It was always a financial struggle for us each month as my mom worked hard to make ends meet. So I was stoked when in the fourth grade, I got a karaoke machine for Christmas. I would sing for days, recording myself and listening back thinking, "I could do that better.” I would imitate different voices from all different styles of artists and bands. I was always a happy kid despite my circumstances. I didn't know any different. I didn't know you could have a father and mother around to protect and guide you through life. I guess I was too busy riding my bike and eating candy. And even though it was tough financially, the Lord always provided. Thinking back on those days, I realize that being really broke made things definitely a bit more exiting when we had to depend on God. He sent us continuous miracles. I have so many stories about people dropping off groceries and Christmas gifts etc. There is one story in particular that is my favorite.
One of my junior high leaders, Mark Warren, reached out and stepped into my life. He was a great father figure for me. He wouldn't give me advice on how I should live my life, but instead chose to just hang out and be there for me. I got to do things I had never dreamed of doing like water ski and eat at a fancy restaurant. Mark redirected my feelings of desperation and pointed me towards Christ. He called my mother and asked if I wanted to go to the church’s private school. Of course we said “Yes!” and he paid for me to go to that school until I graduated high school. Since I lived in the ghetto and was going to have to attend a school that was well known for trouble, it made the private school an extra blessing. I loved going to school there. I would walk around the campus with a huge smile on my face. Even today I am still in touch with my Mark. He has helped fund my last three albums and continues to be active in my life. I feel very blessed to see the Lord’s hand at such a young age through how Mark was used as an instrument of God. Again and again I saw the Lord as someone who redeems and provides.
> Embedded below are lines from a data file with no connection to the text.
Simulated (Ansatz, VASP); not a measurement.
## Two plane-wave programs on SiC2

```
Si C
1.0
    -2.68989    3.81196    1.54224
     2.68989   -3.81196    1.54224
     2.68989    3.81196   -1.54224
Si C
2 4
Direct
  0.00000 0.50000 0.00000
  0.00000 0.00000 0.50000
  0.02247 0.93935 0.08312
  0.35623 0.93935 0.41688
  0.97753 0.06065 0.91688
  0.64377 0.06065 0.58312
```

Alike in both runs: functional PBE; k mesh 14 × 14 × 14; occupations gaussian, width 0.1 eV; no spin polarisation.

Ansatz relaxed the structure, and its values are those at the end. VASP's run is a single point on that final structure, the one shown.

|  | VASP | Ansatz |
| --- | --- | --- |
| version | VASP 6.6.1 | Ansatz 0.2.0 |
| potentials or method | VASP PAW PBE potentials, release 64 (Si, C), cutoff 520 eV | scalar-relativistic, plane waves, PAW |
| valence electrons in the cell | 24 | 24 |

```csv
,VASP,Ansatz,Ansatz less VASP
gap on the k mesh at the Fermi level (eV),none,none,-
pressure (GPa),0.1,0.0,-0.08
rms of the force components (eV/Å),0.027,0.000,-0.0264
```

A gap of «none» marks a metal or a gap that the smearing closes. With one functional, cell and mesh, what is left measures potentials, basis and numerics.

When I was about thirteen years old, my mother had a nervous breakdown. She quit her job and stayed in her room with the window curtains closed. Her depression was one of the hardest things I had to deal with cause I was used to her being a hard worker who loved me and took care of me. The hard working, prayer warrior I once knew was defeated. It was hard to face this new reality. During this time, she didn't care about much at all. I started to raise myself as well as her, which was difficult when we didn’t have any money or food in the house. The out going person I use to be in school became reserved like I had to protect and fight for myself. Being the only child with a parent who didn't care about life was very lonely for me. I still had that karaoke machine though. So I would just sing away in my room. This was my vent, my cry for comfort. I could have easily turned down a road leading to destruction. Instead, I chose music. I have always had rhythms and melodies running through my veins. Music for me wasn’t a choice; it was more like the law of gravity in which I was bound to fall into. With my upbringing, some would say I was bound to fall into the pattern of my surroundings. I see my surroundings as the wind for my little kite.
In Jr. High I gravitated to rock music, admiring my older cousin who was very skilled at the guitar. I wanted to take bass guitar class so we saved up all the money we could and I got a bass for about $200. I didn't eat much that month except for Top Ramen and everyone was so upset with my mom for allowing me to get it. My friends and I started a punk band where I was the bass player (still not singing publicly). I would go to hardcore music shows almost every weekend and head for the mosh pits. I loved music that was hard and angry and nothing else. I think I frequently battled anger and frustration during my teen years. This kind of music helped me filter out those frustrations. One day at a show though I didn't go to the mosh pit. After I got it all out and wasn't angry anymore, that music lost its flavor.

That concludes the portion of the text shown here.